UNSECURED CONVERTIBLE NOTES

In addition, and as discussed above, on October 17, 2006, we entered into a Note
Purchase Agreement (the "Agreement") with Canvasback Company Limited, a company
organized under the laws of the country of Anguilla (the "Lender"), pursuant to
which we issued the Lender an Unsecured Convertible Promissory Note (the "Note")
for the aggregate principal amount of Two Million, Seventy-Nine Thousand,
Sixty-Seven Dollars ($2,079,067) (the "Loan"), accruing interest at the annual
rate of ten percent (10%) per annum and maturing on October 17, 2007. Pursuant
to the Agreement, the Lender has agreed to purchase additional Unsecured
Convertible Promissory Notes up to an aggregate of One Hundred Twenty Thousand
Dollars ($120,000). Subsequently, on November 7, 2006 we issued another Note in
the amount of $108,000 pursuant to this Agreement and having the same terms and
conditions as the original Note issued thereunder. At any time after a
Conversion Event (as defined below), the Loan is convertible, at the election of
the Lender, into a number of shares of the Company's common stock (the
"Conversion Shares") obtained by dividing the aggregate amount of principal and
accrued but unpaid interest due under the Note as of the date of conversion, by
Two and One-Half Cents ($.025). As of November 7, 2006, and if a Conversion
Event had occurred by this date, the amount of common stock shares issuable upon
full conversion of the Note would be 90,970,080 shares or approximately 65% of
our outstanding common stock.

The proceeds received from the sale of the unsecured convertible notes were used
for business development purposes, working capital needs, pre-payment of
interest, payment of consulting and legal fees and purchasing inventory.

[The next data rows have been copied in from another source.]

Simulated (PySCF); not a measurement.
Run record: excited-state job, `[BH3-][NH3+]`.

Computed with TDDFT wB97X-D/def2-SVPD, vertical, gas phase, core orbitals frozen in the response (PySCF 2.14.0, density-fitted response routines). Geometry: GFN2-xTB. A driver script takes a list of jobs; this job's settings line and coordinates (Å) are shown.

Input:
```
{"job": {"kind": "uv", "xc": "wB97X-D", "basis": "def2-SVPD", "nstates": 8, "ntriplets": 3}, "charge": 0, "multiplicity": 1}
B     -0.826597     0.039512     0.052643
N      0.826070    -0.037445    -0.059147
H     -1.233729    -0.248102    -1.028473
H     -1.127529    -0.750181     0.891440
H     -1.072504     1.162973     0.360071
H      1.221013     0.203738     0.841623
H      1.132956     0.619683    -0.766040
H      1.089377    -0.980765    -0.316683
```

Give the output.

As discussed below, due to substantial restrictions on our ability to raise
capital through the issuance of our equity securities, it has been difficult to
raise capital to fund our working capital needs. Since April 6, 2006, the Lender
has periodically infused capital into the Company in the form of unsecured debt
to allow us to meet our obligations and continue operations. Accordingly, the
Note reflects the memorialization of all such unsecured debt. In exchange for
the right to convert the Loan, the Lender has agreed to provide us with an
additional One Hundred Twenty Thousand Dollars ($120,000) of unsecured debt (the
"Subsequent Loan" and, together with the Loan, the "Unsecured Debt"), which
Subsequent Loan will likewise be subject to the same terms and conditions and
have the same conversion rights as set forth in the Agreement and the Note.


                                       27





In light of the restrictions on our ability to raise capital through the
issuance of our common stock at a price below the market value on the date of
such issuance, the Lender has agreed that the conversion provisions applicable
to the Unsecured Debt will not become operative unless and until either (i) we
obtain the prior written consent of the Existing Noteholders (as defined below)
to permit the Conversion of the Unsecured Debt, or any portion thereof, into
Conversion Shares pursuant to the terms of the Agreement; or (ii) the Securities
Purchase Agreement (as defined below) is terminated pursuant to terms and all
our obligations under the Securities Purchase Agreement have been fully
satisfied or waived (each, a "Conversion Event").

As discussed above, on June 23, 2005, we entered into a Securities Purchase
Agreement (the "Securities Purchase Agreement") with AJW Offshore, Ltd., AJW
Qualified Partners, LLC, AJW Partners, LLC and New Millennium Capital Partners
II, LLC (collectively, the "Existing Noteholders") pursuant to which we issued
to each of the Existing Noteholders a Secured Convertible Note (collectively,
the "Convertible Notes"). The Securities Purchase Agreement requires that we
obtain the written consent of a majority of the Existing Noteholders prior to
obtaining additional equity financing through the issuance of our Common Stock
at a discount to the market price of the Common Stock on the date of issuance.

In addition, we have agreed that, within sixty (60) days after the issuance of
any Conversion Shares, or as soon afterward as the Company may determine in good
faith to be commercially reasonable, but in no event later than one hundred
eighty (180) days, we will file a registration statement with the Commission
seeking to have such Conversion Shares registered for public sale on Form SB-2
or other applicable form of registration statement, and naming the holders (the
"Holders") as selling stockholders (unless any Holder shall notify the Company
in advance that it does not desire to be included in any such registration
statement). The Company shall pay for all registration expenses incurred in
connection with any registration, qualification or compliance pursuant to this
Agreement. All individual selling expenses incurred in connection with any such
registration, qualification or compliance, including without limitation any
separate counsel which any Holder may desire to engage in connection with the
filing of such registration statement apart from the Company's counsel, will be
borne by the Holders of the Conversion Shares participating in such
registration, pro rata on the basis of the number of their shares so registered.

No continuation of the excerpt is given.